Business Climate International (BCI) provides you with some examples, highlighted in the media recently, of how other countries and their businesses are doing their bit for the environment and cutting carbon emissions.

Europe leading the way

In an article in the Australian Financial Review on March 26, journalist Mark Lawson reported how guidelines have been tightened to guard against Europe’s carbon prices suffering another collapse.

“The European Commission says that its own carbon trading scheme has shaken off initial problems to become a success,” Lawson wrote.

“Prices for phase two of the EU Emissions Trading System (ETS), which covers very large emitters (mainly power stations) in the 27-member union, are showing signs of stability backed by healthy trading.

“In mid-March, the European system valued a tonne of carbon dioxide emitted at about 22 Pounds ($36) and climbing, up from about 19.70 Pounds in early February. This activity is better than the first phase, which an EU release describes as one of ‘learning by doing’.

“In that three-year phase, which ended at the beginning of this year, prices collapsed from 30 Pounds a tonne in April last year to just 10 Pence, well before the end of the trading period.

“As is widely acknowledged, the collapse in the price was due to member governments handing out too many free allowances (one allowance gives the holder the right to emit one tonne of carbon dioxide equivalent) to its own emitters.

“For phase two, which runs to the end of 2012, the allocation guidelines have been tightened.”

The EU ETS is a cap-and-trade system. It caps the overall level of emissions but, within that limit, allows participants in the system to buy and sell allowances as they require. At the end of the year, installations must surrender allowances equivalent to their emissions. Companies with allowances left over can sell the excess on the exchange.

Trading mechanisms begin to blossom


In another article in the Australian Financial Review on March 26, journalist Christopher Jay reported that emissions trading schemes will work rather like a futures market.

“In Europe, 70 per cent of the trade in emissions assets is conducted over the counter, the remaining 30 per cent through seven competing carbon exchanges,” Jay wrote. “The dominate exchange is the London-based European Climate Exchange, an affiliate of the US-based Chicago Climate Exchange which operates a voluntary carbon exchange market in America.

“The dominance of over-the-counter trading, rather than packaging and allocations of trading instruments by brokers, reflects the fact that there are just two actual emissions trading securities being traded.

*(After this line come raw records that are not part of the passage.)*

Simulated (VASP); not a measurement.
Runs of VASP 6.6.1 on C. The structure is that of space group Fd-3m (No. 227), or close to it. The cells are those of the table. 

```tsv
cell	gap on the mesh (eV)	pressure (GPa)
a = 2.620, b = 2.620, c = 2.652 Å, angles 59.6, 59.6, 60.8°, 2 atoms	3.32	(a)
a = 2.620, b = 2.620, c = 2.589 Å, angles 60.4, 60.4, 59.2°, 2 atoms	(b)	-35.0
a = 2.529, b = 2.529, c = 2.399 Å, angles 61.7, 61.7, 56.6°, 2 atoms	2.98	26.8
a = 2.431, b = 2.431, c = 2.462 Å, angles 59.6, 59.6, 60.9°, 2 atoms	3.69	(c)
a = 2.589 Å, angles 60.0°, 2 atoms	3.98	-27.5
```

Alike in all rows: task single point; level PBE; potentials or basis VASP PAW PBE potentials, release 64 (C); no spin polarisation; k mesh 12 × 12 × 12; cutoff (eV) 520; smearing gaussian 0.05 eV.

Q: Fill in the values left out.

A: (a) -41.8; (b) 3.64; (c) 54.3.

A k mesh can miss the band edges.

“The first are the EUA securities – European Union Allowances – permits for emission of greenhouse gases handed out to individual production entities in Europe, which can be sold by those who have cut emissions enough to allow them to unload redundant EUA units.

“The other security is the CER, or Certified Emission Reduction certificate.

“Governments in developed countries, under the Kyoto Protocol, can sponsor emission reduction projects in less developed countries (such as protection of forest areas from logging), acquiring CER units which can be sold to emitters in developed countries to offset their greenhouse gas emissions.”